Camping is no longer popping up a simple canvas tent, roasting marshmallows over the fire and snuggling in your sleeping bag while the sounds of the forest and the stars in the sky lull you to sleep. These days it can be an even more entertaining experience with many comforts of home or it can include such events as boating, fishing and hiking across the beautiful landscape. Those who live and eat camping probably have everything they need to spend a few nights or longer in the backcountry, away from anything remotely resembling civilization. And then there’s you — the inexperienced outdoorsman.
With your inexperience comes the potential to spend too little or too much on camping equipment, plus the fact you want to be gung-ho about it all and spend a week camping in the Rocky Mountains in the early fall. Preparing too much can lead you to shed a good deal of equipment as you hike to the site. Bring too little and you’ll end up shivering in your tent as early fall snows blanket the ground. You need to meet somewhere in the middle to have a good experience. This means a budget is required. Here’s what you’ll need to include.

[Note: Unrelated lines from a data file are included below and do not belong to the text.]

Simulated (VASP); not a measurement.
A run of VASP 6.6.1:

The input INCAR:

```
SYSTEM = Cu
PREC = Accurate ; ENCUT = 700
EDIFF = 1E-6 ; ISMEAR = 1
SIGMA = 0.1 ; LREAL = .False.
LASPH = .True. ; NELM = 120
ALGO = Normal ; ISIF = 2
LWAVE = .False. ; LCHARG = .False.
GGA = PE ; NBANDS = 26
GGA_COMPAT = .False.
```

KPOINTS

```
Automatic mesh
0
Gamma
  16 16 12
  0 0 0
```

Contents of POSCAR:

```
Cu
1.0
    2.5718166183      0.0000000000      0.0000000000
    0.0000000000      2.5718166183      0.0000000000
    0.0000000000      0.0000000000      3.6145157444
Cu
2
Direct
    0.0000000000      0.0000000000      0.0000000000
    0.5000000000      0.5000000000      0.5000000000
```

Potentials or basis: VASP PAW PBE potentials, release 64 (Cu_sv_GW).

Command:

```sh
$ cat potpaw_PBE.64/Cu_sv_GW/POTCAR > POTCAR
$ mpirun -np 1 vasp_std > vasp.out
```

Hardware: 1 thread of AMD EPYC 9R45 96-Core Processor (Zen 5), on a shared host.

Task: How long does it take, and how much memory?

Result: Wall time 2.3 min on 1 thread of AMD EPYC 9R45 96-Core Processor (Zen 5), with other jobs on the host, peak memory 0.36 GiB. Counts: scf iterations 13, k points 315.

There are two types of camping sites — free and not free. There are many clearings across the country that allow a traveler to set up camp for no money at all. On the other hand, state and federal parks tend to charge a small fee in order to stay at one of their prepared campsites with extras like shower facilities. This is usually in the form of the admission fee or additional reservation charge. Those who wish to camp in backcountry areas may need to purchase a permit ahead of time in order to do so. Fees could also be required to hunt or fish on various properties. Contact your local parks and campsites to determine the costs in order to properly budget them.
You need a place to sleep in case of foul weather or angry wildlife. Some people like a canvas sheet over four poles, but you’re not one of them. You’re looking for a tent with enough room for you and your travel pals that isn’t so cramped that you’re rolling over onto each other while you sleep. In order to determine the cost and size of the tent find out who will be on the journey with you and if the tent will be used again on a regular basis. While big box outlets like Target and Walmart carry multi-person tents, you may want to try a specialty store like REI or Cabelas to pick your tent. They may cost more but experienced salespeople will be available to help you pick the right tent.
You can skimp on the tent, but don’t go cheap on the sleeping bag. Purchase an inexpensive one and you can end up having an uncomfortable and cold time trying to get to sleep. Regardless of the time of the year the nights will generally be cooler than the days, so you want to make sure the sleeping bag is insulated and padded against the rough floor of nature. Again, go to a store specializing in outdoor activities to find price and get answers on the sleeping bag right for your adventures.